If you want to try a funny method for calculating Pi digits, I suggest you try some fixed point iterations:
x[0] = 3.14 (or anything close to Pi) and then:
x[i+1] = x[i] + sin(x[i]) -- cubic convergence (i.e. x[i+1] has ~3 times more exact digits than x[i]),
or better:
x[i+1] = x[i] + sin(x[i]) + 1/6*sin^3(x[i])  -- order 5 convergence
or perhaps even:
x[i+1] = x[i] + sin(x[i]) + 1/6*sin^3(x[i]) + 3/40*sin^5(x[i])  -- order 7 convergence.

An advantage of these methods is that they are 'fixed point iterations'. As a consequence, you don't actually need to be precisely accurate in your computations, because the iteration will converge to Pi for any decent approximation. So you should gradually (according to convergence order) increase arithmetic accuracy as the iteration proceeds.
Also notice that only one sin() has to be computed at each iteration, the rest is just a polynomial combination.

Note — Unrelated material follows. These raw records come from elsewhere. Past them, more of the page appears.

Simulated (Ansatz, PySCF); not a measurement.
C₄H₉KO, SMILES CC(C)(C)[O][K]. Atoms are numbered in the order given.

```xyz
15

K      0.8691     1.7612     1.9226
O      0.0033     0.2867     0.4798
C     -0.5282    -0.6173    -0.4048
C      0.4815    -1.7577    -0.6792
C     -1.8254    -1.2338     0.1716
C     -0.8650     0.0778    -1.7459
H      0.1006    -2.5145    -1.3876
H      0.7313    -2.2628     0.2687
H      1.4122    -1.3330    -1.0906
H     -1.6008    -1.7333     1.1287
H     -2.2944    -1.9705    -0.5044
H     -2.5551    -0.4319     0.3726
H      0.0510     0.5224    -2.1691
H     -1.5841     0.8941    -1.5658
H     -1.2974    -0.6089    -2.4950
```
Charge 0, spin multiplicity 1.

So the whole difficulty is now in calculating sin(x). Note that using some standard series around x=0 would be very inefficient, because x will be closer to Pi each time. A funny recursive method to calculate sin(x) is

sin(x, depth) = 3t-4t^3, where t=sin(x/3, depth-1)
sin(x, 0) = x

More depth - more accuracy. Also you could replace base condition by e.g.
sin(x,0) = x - 1/6*x^3,
or include even more terms, then you'll be able to use smaller depth. You'll need to find an optimal combination.